Today was a snow day for me, and not for The Boy. (Picture me grinning and laughing maniacally, and rubbing my hands together with glee.)  Time to tackle The Boy’s room.

The Boy is a collector, and as I’ve said before, like lots of kids with autism, just won’t give anything up.  Not for the poor kids with no toys, not for money, not for anything!  “Mine, mine, all mine!” he must be chanting in his brain.  But like the old lesson with the petri dish from school, if everything continues to grow, you run out of space.

Enter Christmas and a December birthday.  And two sets of parents (and grandparents).  Toy explosion.  And then he dumped those damned fusion beads everywhere.. TWICE!!  I was ready to tear my hair out, and his worst fear (and my biggest fantasy) was that I would come in and vacuum them all up.  (Do not, whatever you do, allow those beastly little things in your house.  They will find their way to every nook and cranny and will defy you when you attempt to pick them up.  They also hurt when you step on them in bare feet.  They are the bane of my existence.)

I got the call this morning, and The Boy did not, so I packed him off to school, and came back to hop into bed and dream about tackling his room.  That lasted less than an hour – I was so excited to get crackin’!

My strategy is to hide out-of-favor toys for a period in the basement.  This ensures that the one thing I think he will never ever remember that has now gone underground can be found again when he says, “Hey!  Where did that green squishy worm thing go?”  If nothing gets asked for after a certain period, it all gets donated or freecycled.  There is a closet-full now.  Some are destined for the center program for severe special needs in our district.  Others will be put in a box randomly for “porch pick-up” by families who are willing to take a “grab bag”.  Some of these things are brand new, still in the wrappers, too, but I don’t care.

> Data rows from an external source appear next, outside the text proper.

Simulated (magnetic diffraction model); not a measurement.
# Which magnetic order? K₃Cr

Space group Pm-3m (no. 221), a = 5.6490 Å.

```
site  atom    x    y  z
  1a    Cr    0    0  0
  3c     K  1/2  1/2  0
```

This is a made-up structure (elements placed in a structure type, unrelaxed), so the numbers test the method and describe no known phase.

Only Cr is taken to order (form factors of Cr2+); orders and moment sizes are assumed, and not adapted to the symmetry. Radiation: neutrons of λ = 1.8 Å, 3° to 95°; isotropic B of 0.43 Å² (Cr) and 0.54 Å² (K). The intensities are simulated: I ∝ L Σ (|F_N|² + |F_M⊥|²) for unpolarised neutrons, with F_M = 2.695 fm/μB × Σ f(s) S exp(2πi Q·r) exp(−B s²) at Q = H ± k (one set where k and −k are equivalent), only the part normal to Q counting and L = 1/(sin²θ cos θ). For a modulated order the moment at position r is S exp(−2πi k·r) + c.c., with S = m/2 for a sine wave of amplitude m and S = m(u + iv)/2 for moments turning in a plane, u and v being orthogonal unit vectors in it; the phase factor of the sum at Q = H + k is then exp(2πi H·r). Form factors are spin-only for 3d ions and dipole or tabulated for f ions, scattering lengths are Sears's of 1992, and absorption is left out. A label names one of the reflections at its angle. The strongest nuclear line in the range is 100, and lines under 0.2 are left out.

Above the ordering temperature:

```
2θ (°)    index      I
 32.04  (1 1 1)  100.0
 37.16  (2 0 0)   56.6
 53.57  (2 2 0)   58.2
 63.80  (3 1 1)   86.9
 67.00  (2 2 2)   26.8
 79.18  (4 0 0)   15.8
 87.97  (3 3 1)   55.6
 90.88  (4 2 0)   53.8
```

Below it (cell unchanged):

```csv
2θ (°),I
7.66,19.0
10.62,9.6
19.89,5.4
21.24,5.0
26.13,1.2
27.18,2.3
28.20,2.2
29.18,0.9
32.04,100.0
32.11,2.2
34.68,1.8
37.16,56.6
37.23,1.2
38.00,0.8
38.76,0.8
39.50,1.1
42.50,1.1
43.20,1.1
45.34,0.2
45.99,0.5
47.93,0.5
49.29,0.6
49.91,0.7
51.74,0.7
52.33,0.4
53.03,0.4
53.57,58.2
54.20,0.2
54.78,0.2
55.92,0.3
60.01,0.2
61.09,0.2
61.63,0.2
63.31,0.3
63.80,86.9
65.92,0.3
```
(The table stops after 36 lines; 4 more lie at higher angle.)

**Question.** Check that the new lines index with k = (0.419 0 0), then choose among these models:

Finally, the boy is getting old enough where he likes videos and clothes and money as gifts, and not the toys.  It’s just the will to hang on that prevents us from getting to where we need to be.  Most of the time, I am honest and upfront with The Boy because I want to model behavior I’d like to see in him.  But when you are dealing with a hoarder/toy addict, sometimes you have to take drastic measures.

I left some for him to sort through and put away later tonight.

But you better believe I hoisted that vacuum in there with a certain amount of satisfaction, and sucked a bunch of those babies up – looked like the old fisher price corn popper.  It’s almost as fun as putting piles of paper through a shredder.